Cast a long to a function pointer?

Question

I have the following code:

long fp = ...
void (*ptr)(long, char*, char*) = fp;

The long fp is a correct function pointer, which comes in as a long. I am getting the standard "makes pointer from int without a cast" warning. I want to be able to compile with:

-std=iso9899:1990 -pedantic-errors

which turns that warning into an error. The question is: what is the correct cast? I have tried various guesses, eg:

void (*ptr)(long, char*, char*) = (void)(*)(long, char*, char*) fp;

But can't seem to find the right one.

Answer 1

The "correct" cast is:

void (*ptr)(long, char*, char*) = (void (*)(long, char*, char*))fp;

Obviously, this can be tidied up with a suitable typedef.

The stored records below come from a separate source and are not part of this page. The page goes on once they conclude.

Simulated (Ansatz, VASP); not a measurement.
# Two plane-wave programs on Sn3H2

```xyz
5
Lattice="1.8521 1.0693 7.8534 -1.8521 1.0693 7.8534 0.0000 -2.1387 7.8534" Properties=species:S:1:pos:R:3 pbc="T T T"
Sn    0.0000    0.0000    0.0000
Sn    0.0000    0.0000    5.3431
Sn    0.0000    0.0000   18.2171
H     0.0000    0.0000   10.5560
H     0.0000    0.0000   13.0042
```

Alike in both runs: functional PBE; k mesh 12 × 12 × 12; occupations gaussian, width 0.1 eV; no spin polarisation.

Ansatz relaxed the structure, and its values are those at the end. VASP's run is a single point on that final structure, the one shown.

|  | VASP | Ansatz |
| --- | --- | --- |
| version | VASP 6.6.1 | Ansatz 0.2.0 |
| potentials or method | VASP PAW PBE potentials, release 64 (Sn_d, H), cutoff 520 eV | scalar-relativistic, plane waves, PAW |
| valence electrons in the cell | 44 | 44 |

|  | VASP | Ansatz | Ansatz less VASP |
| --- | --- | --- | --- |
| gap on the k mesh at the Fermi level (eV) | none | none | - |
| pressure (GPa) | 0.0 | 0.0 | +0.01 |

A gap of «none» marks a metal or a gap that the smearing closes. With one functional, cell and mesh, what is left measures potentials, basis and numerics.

But either way, the result of this is implementation-defined. If you can, avoid this, and maintain the pointer in a pointer type. Next best thing would be to use intptr_t if it's available.

Answer 2

Probably it's something like:

void (* ptr)(long, char, char *) = (void (*)(long, char, char *))fp;

but my suggestion is to use a typedef and forget about all this mess:

typedef void (* fnPtr)(long, char, char*);
fnPtr ptr = (fnPtr) fp;

Answer 3

The only "correct" way is not to cast at all, but rather copy the binary representation:

long fp;
void (*ptr)(long, char*, char*);

memcpy(&ptr, &fp, sizeof ptr);

Answer 4

The main problem here is, that ANSI-C does not allow this, despite the countless C-APIs out there relying on this feature. Therefore, you will likely run into trouble when compiling with -pedantic . As was hinted by other posters, you can cheat around the cast by using things like memcpy() or a union type for casting.

By the way, POSIX guarantees that this will work, so the part about 'implementation-defined results' gets a lot less scary.